Chapter 4:
How to kick-start the journey towards improved logging

Establish a dedicated team

ManageEngine's internal log management team is organized into several sub-teams, each with a specific focus. One team manages the search functions and querying, which includes oversight of the elastic search and user search functions. Another team is responsible for managing the distributed file systems, such as Hadoop and Kafka. Finally, there is a team dedicated to log agent and analytics management.

These teams are responsible for managing requests from various product teams within ManageEngine. The teams that manage search and distributed file systems interact with directly responsible individuals (DRIs) from each product or application team. If a team has any queries or issues, the DRI consolidates these and submits them to the logs team for resolution. The logs team member who is responsible for the matter responds to the request.

The DRIs are highly knowledgeable in the area of logs and are well-versed in the requirements of their respective product teams. ManageEngine uses an in-house service management application to manage DRIs, their queries, and other related tasks. In addition, there is a separate group within the collaboration platform that is dedicated to logs coordinators. This facilitates efficient communication and interaction between the DRIs and the logs team, enabling a smooth and effective process for managing and resolving log-related issues.

Apply best practices for log management

At ManageEngine, we have a vast experience in logging, which enables us to create best practices for logging. We make sure that our developers are aware of these best practices and constantly check their logging actions to provide them with feedback on how they could have improved their logging.

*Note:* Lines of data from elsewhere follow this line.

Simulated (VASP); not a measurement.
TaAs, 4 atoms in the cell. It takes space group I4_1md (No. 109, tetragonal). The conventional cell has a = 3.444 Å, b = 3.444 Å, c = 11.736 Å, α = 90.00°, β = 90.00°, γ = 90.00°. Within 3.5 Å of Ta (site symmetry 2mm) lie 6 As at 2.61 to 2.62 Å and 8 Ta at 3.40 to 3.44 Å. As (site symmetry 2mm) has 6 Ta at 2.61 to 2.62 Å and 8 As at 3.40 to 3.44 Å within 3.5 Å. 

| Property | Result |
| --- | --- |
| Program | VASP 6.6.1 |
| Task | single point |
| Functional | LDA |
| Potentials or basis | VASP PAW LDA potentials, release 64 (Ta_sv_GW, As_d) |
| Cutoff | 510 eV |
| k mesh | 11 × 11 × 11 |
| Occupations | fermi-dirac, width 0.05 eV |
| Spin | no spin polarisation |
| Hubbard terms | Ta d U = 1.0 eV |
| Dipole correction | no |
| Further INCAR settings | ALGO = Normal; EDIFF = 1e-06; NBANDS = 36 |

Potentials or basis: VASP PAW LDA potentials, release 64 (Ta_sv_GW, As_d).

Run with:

Here are the best practices we advise our developers to follow:

1. Log only on error or unexpected behavior:

It is best to avoid logging for every event or action. Instead, log only on error or unexpected behavior and log success in lower log levels like FINE.

2. Avoid redundant logging:

Don't log information that is already available in another log type or log like access log, task engine log, etc. This will reduce the redundancy and the size of the logs.

3. Avoid logging multiple times:

Avoid logging multiple times during an action or operation. Instead, combine multiple logs and log them at the start or end to minimize the size of the logs.

4. Avoid logging select queries and resource access:

Unless necessary, avoid logging select queries, data object, or resource access like Redis, DFS, etc. If needed, log them with lower levels like FINE.

5. Do not log large user content:

Avoid logging large user-given content like uploaded files as it can significantly increase the log size.

6. Avoid logging inside loops:

Avoid logging inside loops that generate huge volumes of prints. It can create a large number of unnecessary log entries and increase the log size.

7. Suppress exception logging for known exceptions:

Instead of logging known exceptions, log only the exception name, reducing the log size and the amount of information.

8. Log with proper level:

Always log with the appropriate level, and avoid logging everything in SEVERE level. It ensures that the logs are accurate and easily searchable.

9. Consider the necessity of the logger:

Before putting a logger, consider the necessity of it and the volume it will generate in production. Even logs that are not printed, like FINE, can impact app server performance.

10. Be mindful of log retention:

Log retention can significantly impact the cost of maintaining the logs. Each TB of logs might require around $1,000 to maintain when in our active system (searchable). Be mindful of the cost associated with your the log retention period.

By following these best practices, our developers not only improve their logging, they also become more aware of their software development process. We refine these guidelines constantly as we optimize our log management practices and pass on that learning to our developers as well. These best practices enable us to save critical resources for the company and optimize our logging process.

To ensure efficient communication with our developers and effective centralized log management, our logs team follows specific guidelines.

Here are some of the best practices our log management team adheres to:

Prepare for unpredictable data volumes:

We can never predict the amount of data that will be logged every day. To avoid being caught off guard, we must always be prepared with at least double the amount of resources we think we need. Even if the CPU usage is just 10% and storage is only 20%, we should not be complacent. It's better to have resources underutilized than to face a log management crisis.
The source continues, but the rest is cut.